0 DC DELAYS MUNI BOND INCOME TAX FOR ONE YEAR, ADDS HIGHER TOP TAX RATE (UPDATED)

Brian Wynne, CPA

First, the bad news. Effective October 1, 2011, DC residents with taxable income above $350,000 in a tax year will be subject to a new 8.95% tax rate on that income. This is up from a top rate of 8.5% on income over $40,000. This rate will be effective for 4 years only, then expire.

Now, the good news. The higher rate was implemented as an offset to pay for delaying the taxation of out-of-state municipal bond income. Municipal bond income from any jurisdiction outside of DC was scheduled to be taxed in DC starting January 1, 2011. That income will now be taxed starting January 1, 2012, providing a one-year delay to the inevitable taxation of this income, and eliminating the need to adjust estimated taxes for 2011.

Mayor Vincent Gray will sign the emergency budget amendment as soon as it hits his desk.

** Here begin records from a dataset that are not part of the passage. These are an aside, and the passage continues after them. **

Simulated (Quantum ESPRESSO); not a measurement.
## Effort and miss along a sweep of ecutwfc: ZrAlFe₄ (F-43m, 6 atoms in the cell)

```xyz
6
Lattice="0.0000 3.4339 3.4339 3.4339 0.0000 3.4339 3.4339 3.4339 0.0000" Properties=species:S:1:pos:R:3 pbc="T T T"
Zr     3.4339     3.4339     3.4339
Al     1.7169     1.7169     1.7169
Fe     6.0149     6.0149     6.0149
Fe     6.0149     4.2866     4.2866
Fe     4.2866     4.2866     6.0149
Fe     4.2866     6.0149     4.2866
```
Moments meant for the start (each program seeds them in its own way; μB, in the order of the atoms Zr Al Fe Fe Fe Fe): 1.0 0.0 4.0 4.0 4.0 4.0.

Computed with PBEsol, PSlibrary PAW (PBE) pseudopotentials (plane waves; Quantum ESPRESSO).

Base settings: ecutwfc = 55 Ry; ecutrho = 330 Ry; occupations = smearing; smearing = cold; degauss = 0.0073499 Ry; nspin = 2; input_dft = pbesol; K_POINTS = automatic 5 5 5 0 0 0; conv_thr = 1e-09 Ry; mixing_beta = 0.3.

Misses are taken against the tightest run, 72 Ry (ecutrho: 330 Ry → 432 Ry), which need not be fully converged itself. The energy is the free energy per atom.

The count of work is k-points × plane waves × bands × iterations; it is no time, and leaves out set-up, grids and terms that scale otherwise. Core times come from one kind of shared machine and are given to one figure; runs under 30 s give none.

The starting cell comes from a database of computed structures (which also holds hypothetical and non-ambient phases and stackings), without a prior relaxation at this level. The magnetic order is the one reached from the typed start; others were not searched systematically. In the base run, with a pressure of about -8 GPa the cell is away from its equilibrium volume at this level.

UPDATE: 9/22/2011:  The new law changes the taxation of non-DC municipal bond income in one additional way.  Previously, the tax, when it took effect, applied to all non-DC municipal bond income.  With this new law change, the tax applies only to non-DC municipal bonds purchased after the effective date of January 1, 2012.  This “grandfathers” in existing bonds but creates additional complexity in determining which bonds are subejct to the new tax.